Kaszube descendants reflect on life at Jones Island amid effort to revitalize area surrounding it



MILWAUKEE -- There is a hidden history tucked along the banks of Lake Michigan, in the shadows of shiny high-rises and big ships, in the middle of Milwaukee industry.

“Jones Island is everything to me,” Linda Gatton said.

It’s a place known to many in the Cream City as the home of Milwaukee’s sewage plant, but for Gatton and her friend Barbara Suter, it’s their heritage.

“Growing up, most kids had bedtime stories read out of books. My father would sit on the edge of my bed and tell me about life on Jones Island,” Gatton said.  “Those were my bedtime stories.”

Barbara Suter and Linda Gatton



Gatton and Suter are descendants of Milwaukee’s lost fishing community.

“They lived, and worked, and played here, basically,” Suter said.

Gatton’s great-grandfather was among the first to move to Jones Island in 1869.  He was part of the Kaszube people who emigrated from the Baltic region of Europe to Milwaukee.  Many made a living by fishing.

At one point, more than 1,600 people occupied Jones Island.  The area took its name from James Monroe Jones, who attempted to open a shipyard there in the 1850s.  His shipyard didn’t last, but his name did.  His efforts were the first of many that would turn a small, marshy place into a vibrant peninsula full of a unique culture.





“This was about the closest thing Wisconsin's come to having a genuine urban village,” said John Gurda, Milwaukee historian.

The Kaszube lived on the land without the benefit of title, occupying the area for more than 60 years.

“They were very much kind of an anachronism," said Gurda. “They were something from the past as the city began to change around them.”





In the 1920s, change came knocking at the doors of the Kaszube.  The vast majority of people were evicted as the sewage plant opened.  The City of Milwaukee condemned the land and paid the islanders to move.  The last resident left in 1943.

“To some degree, it's sad when you think about people who had that way of life for generations, no longer can live it,” said Gurda. “At the same time, it's pretty hard to argue that they were not behind the times, and there was interest, even on their part, to kind of move into the modern world.”
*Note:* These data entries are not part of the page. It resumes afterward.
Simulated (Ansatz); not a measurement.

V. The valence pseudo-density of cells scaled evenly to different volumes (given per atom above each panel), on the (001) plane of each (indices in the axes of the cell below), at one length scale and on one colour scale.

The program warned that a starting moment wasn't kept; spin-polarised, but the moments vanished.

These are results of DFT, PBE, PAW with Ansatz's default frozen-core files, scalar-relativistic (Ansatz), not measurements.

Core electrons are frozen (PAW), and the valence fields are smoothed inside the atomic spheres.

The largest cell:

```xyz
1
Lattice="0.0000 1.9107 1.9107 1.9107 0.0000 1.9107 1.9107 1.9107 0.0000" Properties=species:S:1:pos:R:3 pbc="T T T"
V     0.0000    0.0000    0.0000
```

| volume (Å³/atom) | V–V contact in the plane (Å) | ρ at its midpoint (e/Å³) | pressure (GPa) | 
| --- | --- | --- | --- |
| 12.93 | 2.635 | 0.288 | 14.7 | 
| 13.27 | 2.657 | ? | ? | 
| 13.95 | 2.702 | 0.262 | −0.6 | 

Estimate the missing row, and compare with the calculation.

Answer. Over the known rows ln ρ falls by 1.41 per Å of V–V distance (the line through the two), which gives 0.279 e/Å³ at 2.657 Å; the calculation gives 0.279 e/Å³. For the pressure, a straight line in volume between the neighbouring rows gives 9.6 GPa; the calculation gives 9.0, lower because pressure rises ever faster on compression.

No one lives on Jones Island anymore, but the traditions are rich in its descendants.  Gatton and Suter volunteer at their church fish fry.  Jones Islanders may have been the first in Milwaukee to popularize the Friday night favorite.

“I guess it's in your blood to love fish,” Suter said.

While the descendants are keeping Jones Island’s memories alive today, Dan Adams,has his eye on its future.  Adams is the planning director for Harbor District, Inc.  He’s part of an effort to revitalize Milwaukee’s Harbor District.





“It will be a very different place in a few years’ time,” Adams said.

Though Jones Island will remain untouched, the area around it could see new housing, jobs, and recreation.

“We're seeing a lot happen in the near future, but some things could take five, 10, 15 years out,” Adams said.

Life may once again return to the area.  For Gatton and Suter, it is bittersweet.

“I think this little patch of grass and these trees, hopefully, will serve as reminder to people that this was, at one time, a very thriving community, with people who loved the lake and loved the land that they were living on,” Gatton said.